Item #5959 A Map of the State of New Jersey with part of the Adjoining States. Thomas GORDON.
A Map of the State of New Jersey with part of the Adjoining States
A Map of the State of New Jersey with part of the Adjoining States
A Map of the State of New Jersey with part of the Adjoining States
The First Official Map of New Jersey
A Splendid Example of the First Edition
New Jersey / Railroads.
[Philadelphia, 1828]

A Map of the State of New Jersey with part of the Adjoining States.

32 ½ x 55 ¼ inches. Fine original wash color; dissected & mounted on linen as originally issued, with original folding case.

A superb example in the first edition of New Jersey’s first official map, with a distinguished provenance (see below).  With this work, “New Jersey mapping had achieved a new high” (Snyder). Rumsey calls the Gordon the “cornerstone map of New Jersey…by far the most accurate map to date.” Scrupulously revised over its period of publication, “the Gordon map stood out as the one authority for thirty years” (Snyder).  This beautiful work was engraved by Henry S. Tanner of Philadelphia, one the finest American engravers working at the time.

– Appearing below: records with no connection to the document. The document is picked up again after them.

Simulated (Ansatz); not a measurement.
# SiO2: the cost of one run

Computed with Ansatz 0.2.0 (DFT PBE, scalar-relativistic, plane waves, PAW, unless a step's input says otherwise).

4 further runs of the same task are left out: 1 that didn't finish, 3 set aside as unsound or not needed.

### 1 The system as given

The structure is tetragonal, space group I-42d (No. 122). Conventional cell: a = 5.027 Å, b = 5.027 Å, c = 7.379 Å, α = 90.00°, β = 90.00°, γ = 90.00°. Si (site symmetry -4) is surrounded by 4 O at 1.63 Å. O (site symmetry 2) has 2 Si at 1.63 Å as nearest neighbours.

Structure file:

Although the New Jersey legislature recognized the need for a new map of the state as far back as 1799, action was not taken until 1822 when Thomas Gordon was commissioned to survey the state.  Working carefully and thoroughly, it required Gordon six years to produce this map.  The New Jersey Legislature purchased 125 copies of the map and soon after authorized a second edition and purchased another 125 copies when it was re-published in 1833. While it is not known how many copies of the map were sold to private customers, the above extremely low publication numbers help explain the scarcity of the map today.

Gordon's map is very precise: errors in position are of no more than three-quarters of a mile, which is remarkable accuracy for its period. It was drawn at a scale of three miles to the inch and hence is extremely detailed. Places of worship as well as of industry – blast furnaces and forges, mills and glassworks – are marked. Taverns and even individual dwellings appear on the map. Towns, cities, roads, and turnpikes are carefully laid down. Townships are highlighted in wash coloring.

On the map is one of the nation's earliest commercial railroads--the Philadelphia and Columbia--which was chartered the year the map was published though not completed until 1834 and thus not named on the map. Since the map appeared at so early a point in the development of the railroad, numerous canals and of course roads dominate the state's transportation network, a situation that would change dramatically in a matter of a few years.

This example of the map was once in the library of the distinguished late 19th and early 20th century antiquarian and collector, H. E. Deats, of Flemington, New Jersey.



* Snyder, J. P. Mapping of New Jersey, pp. 94-99; Rumsey 2273.